Why Discipleship?

            I noticed during my first semester of college that few people seem to know much about Christianity or really care. Where I expected to find belligerence I instead found apathy. It’s not that people hate the Church, it’s that they simply couldn’t care less. They don’t find Christ at all relevant to their own lives. And who can blame them? The example they’ve been given is less than stellar. Christians today don’t look much different than the rest of the world. We have broken marriages, broken families, broken morals, and broken lives. We have become so divided in our denominations and strayed so far from the historical Church that we can hardly agree on anything important anymore.

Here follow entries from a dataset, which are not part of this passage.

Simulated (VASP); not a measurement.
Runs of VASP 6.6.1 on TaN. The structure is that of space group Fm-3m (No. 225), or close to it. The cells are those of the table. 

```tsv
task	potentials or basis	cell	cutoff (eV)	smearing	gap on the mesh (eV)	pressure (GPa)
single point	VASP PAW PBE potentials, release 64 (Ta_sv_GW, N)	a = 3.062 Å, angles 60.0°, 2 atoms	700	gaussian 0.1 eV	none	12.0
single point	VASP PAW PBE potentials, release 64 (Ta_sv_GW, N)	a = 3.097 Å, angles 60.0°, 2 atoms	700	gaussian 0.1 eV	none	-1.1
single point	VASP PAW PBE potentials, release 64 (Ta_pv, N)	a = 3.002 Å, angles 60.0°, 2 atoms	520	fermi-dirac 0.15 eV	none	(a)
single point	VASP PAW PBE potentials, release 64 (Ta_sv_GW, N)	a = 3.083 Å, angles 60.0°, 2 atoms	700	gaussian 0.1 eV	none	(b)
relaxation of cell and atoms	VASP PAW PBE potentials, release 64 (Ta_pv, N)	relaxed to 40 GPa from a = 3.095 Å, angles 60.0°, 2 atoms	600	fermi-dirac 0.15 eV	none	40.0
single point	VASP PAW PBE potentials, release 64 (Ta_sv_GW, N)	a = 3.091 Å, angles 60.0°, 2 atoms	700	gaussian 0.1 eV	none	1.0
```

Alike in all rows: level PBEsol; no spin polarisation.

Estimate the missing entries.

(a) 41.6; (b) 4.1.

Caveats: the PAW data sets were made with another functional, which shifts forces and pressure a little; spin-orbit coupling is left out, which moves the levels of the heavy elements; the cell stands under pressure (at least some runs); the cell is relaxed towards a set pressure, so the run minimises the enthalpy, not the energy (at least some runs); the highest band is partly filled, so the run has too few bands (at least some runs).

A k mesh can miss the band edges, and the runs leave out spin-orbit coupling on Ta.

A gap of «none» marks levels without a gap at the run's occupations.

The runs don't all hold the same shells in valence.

            Christians have behaved so that it seems we have nothing special to offer the world. We have become too comfortable in our pews and pulpits with our cheap grace. German theologian Dietrich Bonhoeffer explained that “Cheap grace is the grace we bestow on ourselves. Cheap grace is the preaching of forgiveness without requiring repentance, baptism without church discipline, Communion without confession…Cheap grace is grace without discipleship, grace without the cross, grace without Jesus Christ, living and incarnate.” Essentially, Bonhoeffer’s thoughts here echo the words of the Apostle Paul when he warned against presuming upon grace in Romans 6.

Cheap grace is an easy pit to fall into, especially because we have become so obsessed with changing the world and heeding Christ’s command to “make disciples,” that we have forgotten that we are disciples. We have been called to this narrow road of discipleship, and it is a dangerous road indeed. But it is through our example and our good works that they will see Christ.

            It is only by being disciples that we will ever fulfill the Great Commission to make disciples. The Scriptures are very clear:

            “In the same way, let your light shine before others, so that they may see your good works and give glory to your Father who is in heaven.” (Matthew 5:16, ESV)  

            This is more than a childhood chorus to let “this little light of mine” shine. It is a call to live as Christ lived and follow his example and in doing so shine before others. Now the Bible is clear: faith comes by hearing the word of God. (Romans 10:17, ESV) Preaching is invaluable, and sharing the Gospel is not an option. It is only through the words of God that faith can exist. But the unity between preaching the word and living the faith is exactly what Paul is talking about when he says “If I speak in the tongues of men and of angels, but have not love, I am a noisy gong or a clanging cymbal.” (1 Corinthians 13:1, ESV) The Gospel changes lives, but we are also called upon by God to live as an example to others. That example lends authenticity to our message. How are they to know what love is unless we love them? How are they to know what selflessness is unless we serve them? Sharing the Gospel is not just giving a speech but rather living a life.

 “For to this you have been called, because Christ also suffered for you, leaving you an example, so that you might follow in his steps.” (1 Peter 2:21, ESV)

The good news is that the word of God is living and active which means that despite our blunders and hypocrisy God is still at work. However, we are never to presume upon grace. “How can we who died to sin still live in it? Do you not know that all of us who have been baptized into Christ Jesus were baptized into his death? We were buried therefore with him by baptism into death, in order that, just as Christ was raised from the dead by the glory of the Father, we too might walk in newness of life.” (Romans 6:2-4, ESV)

Think about how comforting this passage is! We are now equipped, by Christ himself, to walk in newness of life! Love is now an intrinsic part of the disciple of Christ, and we can now share the Gospel effectively. This means that the world must hear, but it also means the world must see.

            The Church should never begin and end at the doors on Sunday morning. The Church should never be mistaken for a pile of bricks. Rather, the Church should be seen for what it truly is: the hands and feet of God on earth, following in the footsteps of our Lord Jesus Christ and living out first his command to follow, and then his command to make disciples. This is what it means to walk with grace: that we take on a new kind of Christian life. Discipleship is not an easy way of life, but it is the only way we can live with peace and serve with love. It is the only way we can live out our Savior’s commands to make disciples, and it is the only way we can answer his call to “come, follow me.”